’Twas The Night Before Christmas
The A.V. Club loves the holiday season, and we also love opening small doors in paintings of Santa Claus and pulling out stale chocolate the manufacturer couldn’t sell four years ago, then eating it and pretending we’re having a good time. We’ve found a way to combine those things with our love of television, and we’re hoping you’ll join us every day through December 25 to open one of our virtual doors and find out which holiday special or holiday-themed episode we’re covering that day. We’ve got the usual suspects, some of the worst specials, and some surprises for you, and we’re hoping you’ll join us every day to get in the holiday spirit.
When one sees or hears the words “Rankin-Bass,” the mind tends to wander toward their holiday specials, as well it should. Not that the names of Arthur Rankin, Jr. and Jules Bass haven’t been attached to numerous other projects during their lengthy careers. They were behind the animated adaptations of The Hobbit and The Return Of The King, they brought us Mad Monster Party and The Last Unicorn, and it was their studio that first introduced the world to Thundercats. But it’s invariably their holiday-themed material that’s remained stuck in the most memories and, in turn, has maintained the most replay value over the years.
You can blame some of that continued success on the instant nostalgia inspired by the sight of stop-motion animation, but for the most part, there are two big reasons the Rankin-Bass specials have kept viewers coming back over the years: Either they were inspired by existing Christmas classics—be it a song, a story, or even a poem—that provide them with a perpetual high profile (the eternal trifecta being Rudolph The Red-Nosed Reindeer, Frosty The Snowman, and Santa Claus Is Comin’ To Town), or they feature music that’s so damned catchy that, even 40-plus years later, you still can’t get their pop hooks out of your head, a la “The Heat Miser Song” and “The Cold Miser Song” in The Year Without A Santa Claus.

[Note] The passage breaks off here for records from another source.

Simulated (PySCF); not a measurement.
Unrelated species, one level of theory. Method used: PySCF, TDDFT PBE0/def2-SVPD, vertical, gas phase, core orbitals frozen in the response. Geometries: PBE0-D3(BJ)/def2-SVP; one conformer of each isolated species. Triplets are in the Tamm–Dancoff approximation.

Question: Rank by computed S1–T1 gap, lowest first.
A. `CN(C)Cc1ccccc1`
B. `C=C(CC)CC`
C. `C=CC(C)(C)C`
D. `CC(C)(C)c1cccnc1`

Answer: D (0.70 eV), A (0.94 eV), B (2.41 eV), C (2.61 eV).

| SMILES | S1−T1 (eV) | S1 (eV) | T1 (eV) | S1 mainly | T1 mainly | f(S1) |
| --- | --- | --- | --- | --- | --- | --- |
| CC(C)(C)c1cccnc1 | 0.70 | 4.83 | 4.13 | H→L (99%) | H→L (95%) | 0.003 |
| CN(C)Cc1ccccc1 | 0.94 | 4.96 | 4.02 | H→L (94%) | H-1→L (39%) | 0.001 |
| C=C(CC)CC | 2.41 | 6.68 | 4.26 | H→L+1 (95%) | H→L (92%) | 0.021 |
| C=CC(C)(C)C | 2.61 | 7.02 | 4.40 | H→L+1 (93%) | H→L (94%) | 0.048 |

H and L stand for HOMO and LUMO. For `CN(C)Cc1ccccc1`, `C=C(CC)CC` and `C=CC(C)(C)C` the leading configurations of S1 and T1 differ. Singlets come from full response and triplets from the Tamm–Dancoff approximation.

Over the past several years, however, I’ve noticed that the Rankin-Bass adaptation of Clement Moore’s classic ’Twas The Night Before Christmas has slowly but surely begun to fall out of favor as a must-air special. At first, I found this surprising, given that I can’t imagine anyone questioning the designation of Moore’s poem as a classic. Gradually, however, as I started to express my dismay over the fact that it wasn’t earning as much airplay, what I began to discover was that, despite the near-ubiquitous nature of the poem on and during the weeks leading up to December 24, a surprising number of people can’t actually place the animated special it inspired… not even when I break into the special’s signature song.
Still doesn’t ring a bell? Well, in that case, as Father Mouse says when approaching a tall piece of cheddar, better start from the top.
As one might expect, ’Twas The Night Before Christmas begins with the recitation of the poem that inspired it, courtesy of Joel Grey. Grey—a mere two years past winning his Oscar for playing the Master of Ceremonies in Cabaret—provides the voice of clockmaker Joshua Trundle, who is indeed in his cap. Yes, the children are snug in their beds. Yes, his wife’s sporting her kerchief. But Mr. Trundle’s brain is a far cry from settled, and it’s immediately apparent that he’s a long way from a long winter’s nap. Shifting out of poem-reading mode, he sighs and says, “If only I knew…”
At this point, we discover that at least one mouse is still stirring in the Trundle house: the aforementioned Father Mouse, voiced by George Gobel, who’s having just as much trouble sleeping as his human counterpart. Breaking the fourth wall, he begins to explain what’s keeping them both awake, but after establishing the time—my God, it’s only three minutes ’til midnight!—he decides it’s easier to instigate a flashback than just tell us the situation outright.
In watching ’Twas the Night Before Christmas as an adult, it becomes a little bit easier to see why the special hasn’t stuck in the memories of as many kids as its peers. For starters, it’s possible that some of them have made a concerted effort to put it out of their mind because it spends the majority of its 24-minute running time painting a picture of an Old Testament Santa Claus, if you will, a holiday deity who, despite well-recognized assurances elsewhere that “he sees you when you’re sleeping,” “knows when you’re awake,” and “knows if you’ve been bad or good,” is nonetheless unafraid to unleash his wrath upon an entire town simply because one person—or mouse, as is the case here—denies his existence.
Y’see, there’s this letter that runs in The Junctionville Register that says that he’s “a fraudulent myth rooted in unconscious fantasies and emerging as a deceitful lie,” and if that isn’t bad enough, it doesn’t help matters that the postscript claims that his reindeer are phony, too. Seeing that the letter is signed “All Of Us,” Santa’s so pissed that he can’t be bothered to check the facts on the situation and, instead, just stamps “Not Accepted By Addressee” on every single letter he’s received from a child in Junctionville and sends them right back.